TypeError: while doing web scraping - python-3.x

I was just scraping data and want to make two columns of title and date but TypeError occurs
TypeError: from_dict() got an unexpected keyword argument 'columns'
CODE :
import requests
from bs4 import BeautifulSoup
import pandas as pd
url = 'https://timesofindia.indiatimes.com/topic/Hiv'
while True:
response=requests.get(url)
soup = BeautifulSoup(response.content,'html.parser')
content = soup.find_all('div',{'class': 'content'})
for contents in content:
title_tag = contents.find('span',{'class':'title'})
title= title_tag.text[1:-1] if title_tag else 'N/A'
date_tag = contents.find('span',{'class':'meta'})
date = date_tag.text if date_tag else 'N/A'
hiv={title : date}
print(' title : ', title ,' \n date : ' ,date )
url_tag = soup.find('div',{'class':'pagination'})
if url_tag.get('href'):
url = 'https://timesofindia.indiatimes.com/' + url_tag.get('href')
print(url)
else:
break
hiv1 = pd.DataFrame.from_dict(hiv , orient = 'index' , columns = ['title' ,'date'])
pandas is updated to version 0.23.4,then also error occurs.

The first thing I noticed is the construction of the dictionary is off. I'm assuming you want the dictionary of the entire title:date. The way as you have it now, will only keep the last.
Then when you do that, the index of the dataframe with be the key, and the values are the series/column. So technically there's only 1 column. I can create the two columns by resetting the index, then that index is put into a column that I rename 'title'
import requests
from bs4 import BeautifulSoup
import pandas as pd
url = 'https://timesofindia.indiatimes.com/topic/Hiv'
response=requests.get(url)
soup = BeautifulSoup(response.content,'html.parser')
content = soup.find_all('div',{'class': 'content'})
hiv = {}
for contents in content:
title_tag = contents.find('span',{'class':'title'})
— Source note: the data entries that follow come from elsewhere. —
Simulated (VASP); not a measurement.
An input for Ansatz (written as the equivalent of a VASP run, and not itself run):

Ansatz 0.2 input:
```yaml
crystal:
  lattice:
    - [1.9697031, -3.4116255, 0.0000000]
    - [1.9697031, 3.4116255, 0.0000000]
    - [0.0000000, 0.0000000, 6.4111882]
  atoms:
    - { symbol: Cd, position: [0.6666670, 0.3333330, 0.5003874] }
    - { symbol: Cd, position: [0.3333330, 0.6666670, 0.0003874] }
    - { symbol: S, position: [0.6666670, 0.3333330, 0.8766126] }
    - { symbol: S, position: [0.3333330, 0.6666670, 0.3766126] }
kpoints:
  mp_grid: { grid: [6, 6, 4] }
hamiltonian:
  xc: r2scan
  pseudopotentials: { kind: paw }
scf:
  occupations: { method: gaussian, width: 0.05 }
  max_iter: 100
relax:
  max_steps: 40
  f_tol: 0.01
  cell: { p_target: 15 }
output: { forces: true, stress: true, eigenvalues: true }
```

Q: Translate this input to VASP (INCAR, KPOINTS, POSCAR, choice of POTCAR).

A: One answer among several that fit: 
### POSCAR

title= title_tag.text[1:-1] if title_tag else 'N/A'
date_tag = contents.find('span',{'class':'meta'})
date = date_tag.text if date_tag else 'N/A'
hiv.update({title : date})
print(' title : ', title ,' \n date : ' ,date )
hiv1 = pd.DataFrame.from_dict(hiv , orient = 'index' , columns = ['date'])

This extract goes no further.